If the windscreen on your vehicle is chipped or cracked, you don't want to put off having it repaired or replaced. Not only could you get a citation for a broken windscreen, but this could actually be compromising your safety, as the windscreen is meant to keep you in the cab if you're involved in a collision. A damaged windscreen may shatter if you were to fly forward and hit it during a collision; not only could this broken glass cause injury, but this could also mean being tossed out of the car during that accident! If your vehicle's windscreen is damaged, note some questions you might have about its repair or replacement, so you can determine the best choice for addressing this problem.
How long does a repair or replacement take?
Of course, the time to repair or replace your glass will vary according to the extent of the damage. Most companies can do auto glass repairs very quickly, and may only need a few hours to remove an old windscreen and replace it with a new one.
However, this doesn't necessarily mean that you can drive your car again once the repair is done, as the resin and adhesives used for this work may need time to dry or cure. This time will also vary according to the work done, so ask your repair tech how long your car should sit after the work is done and before you drive it again.
Can a replacement be done with recycled glass?

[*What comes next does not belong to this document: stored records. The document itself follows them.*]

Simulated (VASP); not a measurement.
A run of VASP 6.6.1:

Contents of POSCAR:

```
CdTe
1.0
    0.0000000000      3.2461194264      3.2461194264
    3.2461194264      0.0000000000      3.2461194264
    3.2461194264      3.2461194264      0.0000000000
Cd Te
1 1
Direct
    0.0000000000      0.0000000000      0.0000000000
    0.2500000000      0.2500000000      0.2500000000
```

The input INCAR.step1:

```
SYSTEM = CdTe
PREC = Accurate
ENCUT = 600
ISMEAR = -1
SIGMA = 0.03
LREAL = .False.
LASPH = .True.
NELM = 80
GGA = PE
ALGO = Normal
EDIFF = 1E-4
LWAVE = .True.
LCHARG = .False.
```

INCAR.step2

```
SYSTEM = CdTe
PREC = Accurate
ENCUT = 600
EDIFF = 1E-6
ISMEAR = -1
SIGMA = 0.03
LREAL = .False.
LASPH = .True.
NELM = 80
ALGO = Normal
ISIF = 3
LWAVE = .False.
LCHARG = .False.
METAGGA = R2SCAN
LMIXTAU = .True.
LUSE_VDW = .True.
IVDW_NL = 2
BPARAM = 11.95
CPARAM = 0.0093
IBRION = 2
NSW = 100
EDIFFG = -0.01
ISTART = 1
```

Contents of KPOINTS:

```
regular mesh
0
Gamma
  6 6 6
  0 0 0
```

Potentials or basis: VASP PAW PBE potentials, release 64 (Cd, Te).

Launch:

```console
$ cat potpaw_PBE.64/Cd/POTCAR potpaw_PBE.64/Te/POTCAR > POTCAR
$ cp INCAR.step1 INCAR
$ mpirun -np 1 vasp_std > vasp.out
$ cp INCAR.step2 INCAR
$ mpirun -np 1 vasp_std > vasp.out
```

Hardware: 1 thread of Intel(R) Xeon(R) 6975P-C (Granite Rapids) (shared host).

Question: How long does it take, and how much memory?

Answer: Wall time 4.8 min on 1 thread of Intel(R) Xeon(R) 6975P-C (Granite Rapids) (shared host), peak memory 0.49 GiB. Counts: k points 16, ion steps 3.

If you're very eco-conscious, you may want an installer to use recycled glass. When windscreen glass is manufactured, reclaimed glass can often be added to this process and reused, but this doesn't mean you can just use a sheet of recycled glass on your vehicle. Windscreen glass needs to be toughened, and it also needs to fit the frame of the car's body exactly. In some cases, you may be able to use a pre-owned windscreen, but only your glass installer can tell you if this would be a safe option for your car.
Do repair techs always come to you?
Most auto glass repair and replacement companies will come to your location, but note that it might be best if the work is done indoors if it's raining, snowing, so windy that it might blow debris into the area being worked on, and the like. An installer can tell you if bringing the car to them would be a better choice to protect their repair work.